Lliane Clarke's reflection on her Voices of Women project at Leichhardt Town Hall in 2019 is available via the link below  and is supported by the following text by Clare Grant.

VOICES of WOMEN - THE MONOLOGUE ADVENTURE 2019           https://youtu.be/PES30S7XvJQ


The staging of multiple voices in a shifting space
By Clare Grant

Thinking about the staging of the Voices of Women readings means thinking about maximising the staging possibilities for active listening for the audience, understanding that they are never JUST listening, while accommodating the voices of multiple writers. In the most obvious of setups, the reader would probably stand out in front of the audience, delivering the text in what is known as ‘front-on’ mode, like a lecture, or a sermon; a situation laden with associations of being ‘talked to’, or formally addressed.



From The Theatre of the Bauhaus; (ed) Walter Gropius and Arthur S Wensinger;

 Johns Hopkins University Press, Baltimore and London; 1961; p23.


This Bauhaus image clearly shows how the tiniest movement of a finger on a stage space can trigger exponential shifts in viewpoint for an audience; each line in the diagram impacts on each of the others. What happens, then, if you place the audience into this mix, ‘on the stage itself’, and ‘just’ read to them? The construction of the listening space becomes critical, so that the work and the listener are able to meet each other with as little distraction as possible – while never trying to persuade the listener that they are anywhere but in the actual building. They are on the real chairs, in real time. This ‘reading’ space becomes a kind of neutral space, open to the various ‘worlds’ being evoked by many writers’ imaginations and experience; a listening space that offers multiple ways to become immersed.

It’s a point of transition and exchange, with an extra layer if the writer is in the room too, in physical form, rather than just implied by the structure of the event itself. The reader/actor is also unquestionably present as themselves, while carrying into the space some of the characteristics of the figures of the story. It’s not strictly acting, because the writing is overtly being presented as itself, and the performer (usually) holds the script in her hands.
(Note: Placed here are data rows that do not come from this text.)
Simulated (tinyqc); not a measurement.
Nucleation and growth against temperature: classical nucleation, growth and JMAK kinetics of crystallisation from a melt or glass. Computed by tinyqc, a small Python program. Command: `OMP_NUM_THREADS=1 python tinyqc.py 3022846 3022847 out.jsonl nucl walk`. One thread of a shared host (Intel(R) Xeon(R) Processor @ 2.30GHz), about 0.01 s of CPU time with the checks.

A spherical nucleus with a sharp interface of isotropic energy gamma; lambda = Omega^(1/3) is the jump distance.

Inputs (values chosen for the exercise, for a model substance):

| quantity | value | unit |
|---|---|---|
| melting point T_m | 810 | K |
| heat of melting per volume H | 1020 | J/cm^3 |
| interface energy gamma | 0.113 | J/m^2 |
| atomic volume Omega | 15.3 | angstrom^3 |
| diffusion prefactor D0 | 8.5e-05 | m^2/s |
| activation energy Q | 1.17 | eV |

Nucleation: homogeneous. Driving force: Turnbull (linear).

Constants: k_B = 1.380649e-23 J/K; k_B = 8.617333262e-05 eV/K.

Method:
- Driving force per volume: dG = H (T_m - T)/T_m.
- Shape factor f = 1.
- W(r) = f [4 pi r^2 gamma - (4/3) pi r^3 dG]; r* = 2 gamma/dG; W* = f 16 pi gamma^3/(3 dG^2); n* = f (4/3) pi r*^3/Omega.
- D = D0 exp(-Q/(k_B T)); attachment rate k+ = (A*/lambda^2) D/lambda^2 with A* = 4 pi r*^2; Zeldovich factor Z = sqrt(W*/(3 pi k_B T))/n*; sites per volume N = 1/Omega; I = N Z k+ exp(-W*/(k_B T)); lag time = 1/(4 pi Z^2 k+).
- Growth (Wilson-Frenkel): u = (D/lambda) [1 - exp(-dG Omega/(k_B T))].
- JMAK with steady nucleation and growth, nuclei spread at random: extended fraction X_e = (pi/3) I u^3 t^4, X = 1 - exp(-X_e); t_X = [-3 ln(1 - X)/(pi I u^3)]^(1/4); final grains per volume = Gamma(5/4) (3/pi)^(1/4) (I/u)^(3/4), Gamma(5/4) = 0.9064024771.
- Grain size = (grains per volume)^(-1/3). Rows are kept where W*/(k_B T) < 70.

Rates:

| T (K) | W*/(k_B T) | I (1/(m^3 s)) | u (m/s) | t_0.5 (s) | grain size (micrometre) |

A rendition of an immersive performance space, designed by C20 theatre director Jerzy Grotowski, re-imagined by Justin Cash, “Non-naturalistic Performance Spaces” (2016) 2020; at: https://thedramateacher.com/non-naturalistic-performance-spaces/

An early proponent of a staging plan that shaped a disrupted viewing, C20 Polish theatre director Jerzy Grotowski engaged in one of the earliest experiments in spatial relationships with the audience, freeing up the theatre space to be reimagined, and to activate the most resonant relationships between a writer and a space. Bringing multiple voices into play in the same space needs this break from more traditional arrangements of bodies in space, to absorb the range of voices without illustrating any of them.

Staging the ‘Voices’ readings to date: the first, in a long thin studio space, where, to be in a front-on arrangement would have left most of the audience with poor eyelines and a lack of physical proximity to the readers, the use of the ‘traverse’ setup allowed for a constantly shifting point of focus and a broad scope for actions by the performers. For the second, the ‘in the round’ setup in the vast space of the Leichhardt Town Hall also allowed for the audience to connect immediately with the performers, and, with only two rows of seats, the sense of ‘accountability’ of the audience members is slightly ramped up. The use of a floor rug and several standard lamps created a sense of intimacy, the domestic, thus a cosiness that the otherwise expansive space could have killed. The rug and the lamps were simply signals to the audience to relax and allow themselves to engage in the writing, while the lamps, not intending to create any kind of fictional ‘setting’, were simply a functional means of being able to see, while also achieving a ‘mood’ to help contain the audience’s focus.

The new challenge in of this project in Articulate project space ….. the ‘space’ for the third event, might have been inspired by the following set-up proposed, and designed, by Jerzy Grotowski.

Figure 4.1 Jerzy Gurawski’s “scenic architecture” for Akropolis, 1962. 
Published in Paavolainen T. (2012) ‘Grotowski and the “Objectivity” 
of Performance’. In: Theatre/Ecology/Cognition. Cognitive Studies in 
Literature and Performance. Palgrave Macmillan, New York. P.133.

 
All parts and angles of the multi-levelled space, with its multiple and variously-delineated areas will be drawn on, to amplify and, possibly, challenge the written voices and their stories. Grotowski enables a way of thinking about staging that releases the audience from the traditional proscenium arch, pointing to the multiple potential stagings for the Articulate readings program, albeit this time, challenged to ‘pivot’ still further into the filmic, the virtual; a possibility that would have been anathema to Grotowski, the most rigorous of believers in the power and importance of the body of the live performer.